It’s always interesting when two respected legal writers approach the same story in different ways. That happened in the coverage of recently announced associate bonuses.

Ashby Jones at the Wall Street Journal penned an article in the November 27 print edition of the paper that ran under this headline:

“Cravath Sends Cheer — Law Firm Lifts Bonuses for Some Associates as Much as 60%”

As always, Jones accurately reports what is true, namely, that Cravath, Swaine & Moore led this year’s associate bonus announcements with an increase over last year’s base bonus levels. Five paragraphs in, he acknowledges that this significant bump still leaves associates well below the 2007 pay scale. The highest associate bonuses this year are $60,000, compared to $110,000 for combined regular and special bonuses in 2007.

Meanwhile, at the New York Times…

On the same day that Ashby Jones’s article ran in the WSJ, Peter Lattman at the New York Times was a bit more circumspect. In that paper’s print edition, the bold line that ran in the middle of the story reads:

“[Cravath’s] year-end awards set the bar for others, and the payouts are up a bit in 2012.”

Like Jones, Lattman observes that base bonus amounts are substantially higher than previously. But he correctly notes that “when spring bonuses are added to the equation, there has been little increase for Cravath’s associates over the last two years. The law firm did not award spring bonuses in 2012, but last year paid its associates a small stipend in addition to a year-end award. When 2011’s spring bonuses and year-end bonuses are added together, total bonus compensation actually exceeds this year’s level.”

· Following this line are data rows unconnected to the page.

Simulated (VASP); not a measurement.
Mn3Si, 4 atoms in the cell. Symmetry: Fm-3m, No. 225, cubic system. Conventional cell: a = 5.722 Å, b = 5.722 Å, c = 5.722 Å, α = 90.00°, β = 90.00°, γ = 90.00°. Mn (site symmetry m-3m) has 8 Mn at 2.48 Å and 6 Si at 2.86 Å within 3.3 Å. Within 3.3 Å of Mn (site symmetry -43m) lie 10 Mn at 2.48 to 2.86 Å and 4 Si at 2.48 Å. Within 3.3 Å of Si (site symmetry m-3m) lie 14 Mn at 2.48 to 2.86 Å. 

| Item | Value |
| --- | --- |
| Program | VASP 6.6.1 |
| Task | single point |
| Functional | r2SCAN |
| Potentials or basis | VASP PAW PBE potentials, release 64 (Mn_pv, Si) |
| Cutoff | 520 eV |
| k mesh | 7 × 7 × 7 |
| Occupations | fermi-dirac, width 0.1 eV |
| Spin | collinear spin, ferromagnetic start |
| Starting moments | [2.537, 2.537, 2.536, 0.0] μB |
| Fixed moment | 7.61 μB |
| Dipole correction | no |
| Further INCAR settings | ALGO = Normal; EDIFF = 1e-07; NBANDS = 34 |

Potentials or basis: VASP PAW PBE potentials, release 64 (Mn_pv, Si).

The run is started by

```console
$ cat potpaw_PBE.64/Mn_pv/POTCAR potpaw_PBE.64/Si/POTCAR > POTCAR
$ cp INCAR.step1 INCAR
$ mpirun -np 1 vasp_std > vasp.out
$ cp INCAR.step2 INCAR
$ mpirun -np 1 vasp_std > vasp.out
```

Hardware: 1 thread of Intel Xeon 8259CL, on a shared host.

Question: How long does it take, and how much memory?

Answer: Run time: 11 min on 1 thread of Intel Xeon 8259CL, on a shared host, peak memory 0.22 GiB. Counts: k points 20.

Both Jones and Lattman report that Cravath had $3.1 million in average partner profits for 2011. For perspective, that’s slightly above the $3.05 average for 2006, and not all that far from the $3.3 million all-time high in 2007. Needless to say, associate bonuses haven’t enjoyed a similar recovery. But depending on what happens in the spring, they still could, which leads to a final point.

Who’s right?

The answer is Elie Mystal over at Above the Law. Mystal observes that spring bonuses more properly belong in the analysis of total compensation for the immediately preceding calendar year. That is, a bonus paid in early 2011 is really compensation for 2010.

The analysis is straightforward. Big law firms waiting for more complete information on how the fiscal year will end preserve flexibility by lowballing the November bonus numbers. Evidently, Cravath concluded that its $3.1 million average partner profits for 2011 were inadequate to justify any significant spring bonus for associates in early 2012.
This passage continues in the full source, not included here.